It’s very rare you find a film unlike any you’ve ever seen before, but Birdman, co-written and directed by Alejandro González Iñárritu (BiutifulBabel) more than fits the bill. You could describe it as Magnolia crossed with Black Swan. Or Rope meets The Player. Or Sunset Boulevard via Crank. You could call it anything, in fact, and you’d barely get close. If you like the sound of just one of these mangled correlatives, stop reading now. To be surprised at the cinema is the rarest of treats.

Backstage at a Broadway theatre we meet Riggan (an Oscar-form Michael Keaton), a washed-up star best known for playing the eponymous superhero (wink, wink). He’s mounting a comeback with a pretentious and most likely disastrous stage version of Raymond Carver’s What We Talk About When We Talk About Love. Around him, his agent (Zach Galifianakis) panics, his daughter (Emma Stone) sulks; his ex-wife (Amy Ryan) and new girlfriend (Andrea Riseborough) mill; and volatile co-star (Edward Norton) threatens to make or break it all.

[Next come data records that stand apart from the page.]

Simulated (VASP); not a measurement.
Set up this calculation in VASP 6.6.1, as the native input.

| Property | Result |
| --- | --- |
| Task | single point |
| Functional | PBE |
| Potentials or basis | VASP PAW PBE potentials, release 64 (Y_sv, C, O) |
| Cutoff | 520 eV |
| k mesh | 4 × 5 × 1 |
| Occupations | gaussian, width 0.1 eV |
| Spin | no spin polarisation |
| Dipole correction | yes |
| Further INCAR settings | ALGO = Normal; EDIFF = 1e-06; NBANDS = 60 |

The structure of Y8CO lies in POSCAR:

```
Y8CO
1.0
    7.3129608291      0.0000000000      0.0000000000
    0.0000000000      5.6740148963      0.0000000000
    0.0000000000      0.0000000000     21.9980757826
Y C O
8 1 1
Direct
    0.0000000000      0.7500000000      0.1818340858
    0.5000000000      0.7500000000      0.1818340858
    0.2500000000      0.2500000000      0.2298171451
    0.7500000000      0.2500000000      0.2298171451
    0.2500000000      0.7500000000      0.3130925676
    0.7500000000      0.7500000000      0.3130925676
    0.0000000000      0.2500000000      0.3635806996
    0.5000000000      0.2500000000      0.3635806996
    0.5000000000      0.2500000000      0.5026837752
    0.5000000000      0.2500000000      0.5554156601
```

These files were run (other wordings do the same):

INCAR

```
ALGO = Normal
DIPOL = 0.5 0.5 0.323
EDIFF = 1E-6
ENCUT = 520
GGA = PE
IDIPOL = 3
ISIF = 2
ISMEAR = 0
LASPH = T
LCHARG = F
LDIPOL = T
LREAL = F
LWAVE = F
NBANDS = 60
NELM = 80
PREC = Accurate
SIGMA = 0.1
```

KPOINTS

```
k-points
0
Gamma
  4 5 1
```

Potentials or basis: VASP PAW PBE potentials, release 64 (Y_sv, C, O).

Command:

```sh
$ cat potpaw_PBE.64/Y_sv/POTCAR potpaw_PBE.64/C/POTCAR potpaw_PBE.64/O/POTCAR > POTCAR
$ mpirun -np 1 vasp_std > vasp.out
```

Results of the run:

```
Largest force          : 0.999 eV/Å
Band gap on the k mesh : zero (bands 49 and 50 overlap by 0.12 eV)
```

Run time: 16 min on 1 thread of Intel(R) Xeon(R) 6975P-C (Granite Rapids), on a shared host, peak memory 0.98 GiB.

But it’s not the what, it’s the how. We’re not going to reveal Iñárritu’s methods, but the way Birdman tracks its overlapping dramas is such a dazzling achievement that, even if you don’t enjoy the film, you have to take your hat off to the film-makers. Among an outstanding cast, Norton in particular has never been better, playing (wink wink wink), a brilliant but difficult actor – just one of many Hollywood barbs that hits the target and sticks.

But what really lingers is the sense that, as we float down these chaotic corridors, anything can happen and, indeed, probably will. To be surprised at the cinema may be rare. To be amazed is something else entirely.